The results from Shahaf and Guestrin’s study with this model showed that users of the model seemed to better understand big-picture issues after being exposed to the chain of articles than before. Users were also presented with article chains produced in several different ways and asked to grade the chains in terms of relevance, coherence, and redundancy. As expected, the chains that were given the highest grade by users also turned out to be the most effective in increasing the users’ familiarity with the subjects of the news articles. The results were written up and received “Best Research Paper” honors at the 16th Association of Computing Machinery Conference on Knowledge, Discovery, and Data Mining in Washington, D.C. last July.

Guestrin explained that the idea of “connecting the dots” is the first step in understanding basic information. Such a tool does not exist for public users at the moment, though that is the goal in mind for the future. Shahaf said that her model has even helped her understand big-picture issues. “I finally understand the Greek credit crisis in Europe,” she said.

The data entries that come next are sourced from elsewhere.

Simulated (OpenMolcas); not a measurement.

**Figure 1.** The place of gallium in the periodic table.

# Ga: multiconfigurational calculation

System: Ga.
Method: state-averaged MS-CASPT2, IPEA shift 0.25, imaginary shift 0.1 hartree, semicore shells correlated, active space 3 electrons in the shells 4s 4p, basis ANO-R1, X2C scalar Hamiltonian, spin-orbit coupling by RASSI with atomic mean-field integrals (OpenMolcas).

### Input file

This technique of connecting the dots, though applied here to news articles, can be expanded to many arenas of life, helping us to understand the direct and indirect effects of our behavior and decisions that we make. “I think if we’re better able to find information that we trust [and] understand the big picture, we can make better personal choices,” Guestrin explained. “I would like to empower the individual to really understand information, and I think we can do that.”